IMF warns rising trade tensions threaten to derail global growth

The International Monetary Fund warned on Tuesday that rising U.S.-China trade restrictions threaten to damage a steady global growth picture, but there was still time for the world’s two largest economies to step back from the brink.

The IMF, in its latest World Economic Outlook, kept its global growth forecasts for both 2018 and 2019 unchanged at 3.9 percent after upgrades in January that were partly based on expectations of stronger U.S. spending spurred by tax cuts.

But IMF chief economist Maurice Obstfeld said those effects will fade quickly, causing growth to slow in subsequent years.

“The prospect of trade restrictions and counter-restrictions threatens to undermine confidence and derail growth prematurely,” Obstfeld told a news conference ahead of the IMF and World Bank spring meetings this week, where trade is expected to dominate discussions.

Asked if a trade war was under way, Obstfeld said the United States and China had fired “some warning shots” on tariff plans but had not activated them.

“There’s still room for countries, I think, to engage in a more multilateral set of discussions to take advantage of the set of dispute resolution mechanisms in place to avoid any intensification,” he said.

Obstfeld added that the Trump administration trade initiatives would do little to reduce the overall U.S. trade and current account deficits, as these have more to do with U.S. spending exceeding income.

GROWTH UNDER PRESSURE

The IMF raised its U.S. growth projections by 0.2 percentage point from its January forecasts for both years, to 2.9 percent for 2018 and 2.7 percent for 2019.

“Global growth is projected to soften beyond the next couple of years,” the IMF said in the report, adding that advanced economies would be “held back by aging populations and lackluster productivity.”

The Trump administration has maintained that Republican tax cuts passed last year would allow the United States to maintain sustained gross domestic product growth above 3 percent for years and defy forecasts that U.S. budget deficits will balloon over the coming decade.

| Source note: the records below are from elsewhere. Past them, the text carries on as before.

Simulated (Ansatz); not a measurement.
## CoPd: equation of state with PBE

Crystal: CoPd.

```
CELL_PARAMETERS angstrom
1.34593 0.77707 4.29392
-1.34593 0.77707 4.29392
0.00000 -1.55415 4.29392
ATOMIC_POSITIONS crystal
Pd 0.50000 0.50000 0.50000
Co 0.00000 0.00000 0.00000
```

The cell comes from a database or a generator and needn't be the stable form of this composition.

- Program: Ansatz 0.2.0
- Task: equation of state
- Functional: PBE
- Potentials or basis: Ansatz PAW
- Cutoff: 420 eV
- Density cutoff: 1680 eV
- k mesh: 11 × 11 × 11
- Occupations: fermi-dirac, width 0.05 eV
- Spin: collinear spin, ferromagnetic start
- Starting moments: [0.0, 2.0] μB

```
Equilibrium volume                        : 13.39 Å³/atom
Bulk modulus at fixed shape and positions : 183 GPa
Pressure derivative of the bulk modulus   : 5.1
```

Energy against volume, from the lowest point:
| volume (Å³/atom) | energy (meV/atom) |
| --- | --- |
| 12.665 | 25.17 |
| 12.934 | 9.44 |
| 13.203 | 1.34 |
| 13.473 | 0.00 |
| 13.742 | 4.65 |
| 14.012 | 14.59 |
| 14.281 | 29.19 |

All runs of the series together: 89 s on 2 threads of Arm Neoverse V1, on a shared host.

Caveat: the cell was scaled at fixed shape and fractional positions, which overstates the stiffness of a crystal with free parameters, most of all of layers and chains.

For now, the IMF said increased export demand was contributing to slight growth forecast upgrades for the euro area and Britain for 2018, while the IMF kept its forecasts unchanged for Japan, China, India, Russia and Mexico.

Forecasts were cut slightly for Canada, the Middle East and North African countries, as well as a number of low-income developing countries.

The IMF said prospects for developing economies to grow per-capita incomes face difficulties over the next five years, especially in commodity-exporting countries in the Middle East, sub-Saharan Africa, Latin America and the Caribbean.

Risks to the global growth forecasts were broadly balanced for the next few quarters, with the potential for stronger business profits to increase hiring and investments that could boost productivity, the IMF said.

But trade tensions, such as the United States and China’s recent dueling tariff announcements, could take a direct toll on trade and economic activity and also cause financial market turmoil that would tighten financial conditions and hurt confidence.

Research from 2016, the IMF said, showed that tariffs or other barriers that led to a 10 percent increase in import prices in all countries would lower global output and consumption by about 1.75 percent after five years and close to 2 percent in the long term. Global trade would fall 15 percent after five years and 16 percent in the long run under such a scenario, it said.